[ Jocelyn Paine's Home Page | Free software | Publications | Algebraic Web specification | Report on Visit to University of Minho, May 2000 ]
-- web2.mod
-- We start with basic definitions for Web pages, URLs
-- and so forth.
module* PAGES
{
-- This module introduces the sort Page, denoting
-- the space of complete Web pages.
-- Other modules will define functions mapping
-- between Page and URLs, filenames, and content.
--
-- We shall probably only use terms of sort Page to
-- represent pages resident on our own server. We
-- can certainly use CafeOBJ to specify the behaviour
-- of pages on any server, but we can only have
-- control over our own (except perhaps via the
-- use of PUT or other methods for writing to remote
-- servers). So when using these modules
-- as components of the algebraic web site generator,
-- it's probably not useful to name pages elsewhere.
[ Page ]
}
module* CONTENT
{
-- This module introduces the notion of a mapping from
-- pages to their contents. We assume that every page's
-- content can be represented as a string. In
-- most cases, this will be HTML.
protecting( STRING )
protecting( PAGES )
op content : Page -> String
}
module* CONTENT'
{
-- This is an alternative version of CONTENT.
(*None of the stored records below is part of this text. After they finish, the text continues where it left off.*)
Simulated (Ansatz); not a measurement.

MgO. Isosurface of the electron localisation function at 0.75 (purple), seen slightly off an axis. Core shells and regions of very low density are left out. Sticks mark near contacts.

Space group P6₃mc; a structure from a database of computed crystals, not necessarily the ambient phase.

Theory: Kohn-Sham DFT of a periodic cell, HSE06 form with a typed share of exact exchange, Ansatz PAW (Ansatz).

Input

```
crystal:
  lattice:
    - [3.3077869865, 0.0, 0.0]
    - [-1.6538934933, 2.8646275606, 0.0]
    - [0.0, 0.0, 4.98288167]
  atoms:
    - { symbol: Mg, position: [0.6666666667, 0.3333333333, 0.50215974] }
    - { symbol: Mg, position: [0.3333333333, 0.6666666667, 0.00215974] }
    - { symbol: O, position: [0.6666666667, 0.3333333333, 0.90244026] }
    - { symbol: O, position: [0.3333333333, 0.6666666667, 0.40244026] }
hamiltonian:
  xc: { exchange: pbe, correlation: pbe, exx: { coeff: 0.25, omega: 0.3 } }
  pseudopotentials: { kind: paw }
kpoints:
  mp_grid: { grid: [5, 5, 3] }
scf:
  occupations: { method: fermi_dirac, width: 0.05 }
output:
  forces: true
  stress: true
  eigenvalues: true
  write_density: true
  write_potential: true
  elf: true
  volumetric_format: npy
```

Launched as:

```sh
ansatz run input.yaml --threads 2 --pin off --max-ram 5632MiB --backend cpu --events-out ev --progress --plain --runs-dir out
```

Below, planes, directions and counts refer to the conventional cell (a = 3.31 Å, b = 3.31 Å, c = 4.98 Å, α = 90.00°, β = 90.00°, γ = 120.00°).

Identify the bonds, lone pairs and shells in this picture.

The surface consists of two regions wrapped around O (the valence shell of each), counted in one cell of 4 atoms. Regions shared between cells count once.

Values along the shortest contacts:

-- Though most pages contain HTML, not all do.
-- Each page has a so-called content type or
-- MIME type. A browser will either infer this
-- from the extension in the page's URL (e.g.
-- ".htm" and ".html" indicate HTML; ".gif" indicates
-- the GIF graphical format), or from a
-- 'Content-type' header sent back by the server
-- (e.g. the header "Content-type: text/html"
-- indicates HTML; the header "Content-type: image/gif"
-- indicates GIF). The browser uses the content
-- type to decide how to interpret and display
-- the page's content. E.g. a browser will
-- render the content "<H1>Header</H1>" as a bold
-- heading in some big font if the content type
-- is HTML; but if the content type is "text/plain",
-- the browser will display the HTML H1 tags verbatim
-- rather than interpreting them, and will probably use a
-- monospaced font such as Courier throughout.
--
-- Below, I've defined sort ContentType, and some
-- constants. Other modules might want to add other
-- constants to the sort. Does the web site generator
-- need ContentType? Probably, it's too early to say.
-- Instead of saying that the function 'content' maps
-- all pages to strings, should we define subsorts
-- of String for different content, as I've done below?
-- If so, how do we specify that, e.g. 'content'
-- will only map a page to an HTML if the page's
-- conteot-type is text/html?
protecting( STRING )
protecting( PAGES )
[ ContentType ]
[ Content < String ]
[ GIF < Content ]
[ HTML < Content ]
[ Text < Content ]
ops image/gif text/html text/plain : -> ContentType
op content-type : Page -> ContentType
op content : Page -> String
}
module* URLS
{
-- This module introduces the space of URLs.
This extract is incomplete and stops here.